Yesterday, I posted a brain teaser titled “What is this wine worth?” on my WeChat feed that received a vast range of responses, from “worthless” to “invaluable.”
I gave readers the wine’s story, in terms of rarity, relevance and a major “x factor”, and asked them to suggest a fair price for it. I’m curious as to what people here think, too.
The Wine: ‘The Summit’ 2007, the first vintage of Silver Heights, one of China’s most famous wineries.
Production: ~1000 bottles. How many remain unopened? The winery owner told me numerous times that she has no bottles left. The original distributor told me this week, “You are one of the few people in the world, it not the only [one], with those [wines].”
Relevance: This wine helped put the Ningxia region on the world wine map. Critic Jancis Robinson wrote, “It was Silver Heights’ Summit bottlings of their first proper vintage 2007… that first drew my attention to this high-altitude, reclaimed desert of a wine region. It seemed so much better, more concentrated but gentle in texture, than any other Chinese wine I had tasted…”
Quality: This is an x factor. Is this wine still likely to be in good drinking condition? Or is it already “over the hill”?

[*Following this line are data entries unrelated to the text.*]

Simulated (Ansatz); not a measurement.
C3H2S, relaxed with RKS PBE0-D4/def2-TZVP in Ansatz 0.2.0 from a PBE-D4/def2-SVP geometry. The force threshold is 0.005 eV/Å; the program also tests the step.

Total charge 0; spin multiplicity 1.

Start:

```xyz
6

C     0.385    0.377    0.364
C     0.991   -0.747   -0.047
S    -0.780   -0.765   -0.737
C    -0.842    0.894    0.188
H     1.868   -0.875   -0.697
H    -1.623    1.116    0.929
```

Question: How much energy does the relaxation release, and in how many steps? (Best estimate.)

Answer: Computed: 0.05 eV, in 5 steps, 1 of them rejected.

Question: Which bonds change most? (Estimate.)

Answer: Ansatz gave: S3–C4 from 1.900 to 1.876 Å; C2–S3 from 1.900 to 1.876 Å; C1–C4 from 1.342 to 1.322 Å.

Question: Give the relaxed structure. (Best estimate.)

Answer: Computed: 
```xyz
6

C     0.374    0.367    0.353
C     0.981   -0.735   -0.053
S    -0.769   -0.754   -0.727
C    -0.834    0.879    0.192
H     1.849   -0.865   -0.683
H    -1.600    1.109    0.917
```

(As a reference, I tasted a 2011 wine from fellow Ningxia winery Kanaan yesterday, one I understand used fruit from the same vineyard as ‘The Summit’ 2007, and it is still vibrant. See below.)
So, what is a fair price?
The same as what I paid many years ago: ~USD40? Less because of the risk it has aged out? More because of its rarity and history?
And if more, how much more? Is one of the last bottles from the first vintage of a major China winery worth more than, say, a recent bottle from LVMH’s Ao Yun?